Costco, I have decided, is the fifth circle of hell on earth. Everything that is wrong with people these days can be found at Costco.
First, you turn into the parking lot and immediately almost get creamed by an elderly person making a left turn into your lane, nearly hitting you head on. She shoots you a look that says, "Why are you in my lane, whippersnapper?"
As you drive around the twisty, turny parking lot (it's twisty and turny in Henderson, NV, at least), you need to drive 2 miles an hour to avoid the zombies who walk directly into traffic without so much as a glance.
But, if you drive 2 miles an hour, the "first generation walking on hind legs" family in their monster truck roars around you, nearly hitting the 90-year old pushing the walker (who is surprisingly spry when she's about to be creamed by a four-ton truck).
Then you miss a parking spot that's only 20 feet in front of you, because a 2,000-pound family of four is pushing a shipping container full of junk food right down the middle of the street, walking four abreast -- completely filling the lane. The monster truck roars in from the other direction and takes the spot, scratching a BMW in the process. The Moron family hastily exits without leaving a note.
After finding a parking spot on the Canadian border, you walk to the store, careful to make sure you're not run over by near-simians in monster trucks and people who floor it in reverse (without looking) as they back out of their space.
You show your membership card to the greeter (whose sole job in life is to ensure that non-Costco-members don't sneak in to eat free samples). Everyone in front of you gets into the store, and immediately stops to look at the crap they have on display near the entrance. And there you wait, while the people in front of you discuss the pros and cons of a lighted, plastic bird bath with Disney's "Princess Ariel" posed on top.

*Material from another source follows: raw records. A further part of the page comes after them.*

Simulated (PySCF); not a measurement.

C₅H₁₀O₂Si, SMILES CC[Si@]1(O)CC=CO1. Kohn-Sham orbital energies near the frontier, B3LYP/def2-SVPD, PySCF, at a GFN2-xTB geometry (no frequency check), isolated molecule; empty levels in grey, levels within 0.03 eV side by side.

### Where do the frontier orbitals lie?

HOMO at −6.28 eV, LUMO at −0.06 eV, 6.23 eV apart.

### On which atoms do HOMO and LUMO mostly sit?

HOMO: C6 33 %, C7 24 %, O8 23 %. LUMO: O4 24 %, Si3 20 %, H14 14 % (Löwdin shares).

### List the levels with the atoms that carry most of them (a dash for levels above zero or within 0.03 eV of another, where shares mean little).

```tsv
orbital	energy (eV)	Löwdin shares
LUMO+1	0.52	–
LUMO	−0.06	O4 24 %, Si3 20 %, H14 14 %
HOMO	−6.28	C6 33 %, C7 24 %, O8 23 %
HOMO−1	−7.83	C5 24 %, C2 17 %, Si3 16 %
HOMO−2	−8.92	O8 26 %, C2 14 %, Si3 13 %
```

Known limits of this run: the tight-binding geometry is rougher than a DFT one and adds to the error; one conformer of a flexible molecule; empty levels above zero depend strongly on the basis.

Eventually a hole opens up, and you can push your grossly over-sized cart into the "raceway".
One hour until the tires are installed. No problems, I'll let Mother-In-Law do a little shopping.
There is slow.
Then there is "slow as molasses."
Then there is "slow as molasses in January."
Then there is "slow as the line at the post office four days before Christmas."
And then there is "the people milling around Costco with their carts as big as Sherman tanks."
You pass the electronics -- no big deal, then the small appliances, the kitchen items, the tools, bicycles, office equipment and then the logjam appears. Right there as the food section begins. Someone is giving away free samples of toll house cookies.
It's like the final scene in The Blues Brothers, where 200 police officers, all pointing weapons, finally arrest Jake and Elwood. Except this time it's 200 shoppers, each with a grocery cart the size of a dump truck, all waiting in a big clump while the lady with the paper hat cooks up samples of toll house cookies, six at a time.
Children wail as if being beaten with a flail, "I want a cookie. Nnnnnnoooowwwwwwwwwwwwww!
"You'll get your cookie soon."
But I want it NNNNOOOOOOOOOOWWWWWWW Waaaaahhhh!
Leaving the poor mother and her emotional extortionist of a child, you sneak away from the cookie lady around the mountains of bagels to where the good stuff is. Along the way you pass signs like, "Entire side of beef, $2.99 a pound, 300 lb. minimum." Or, "Box of 72 cornish game hens, $19.99"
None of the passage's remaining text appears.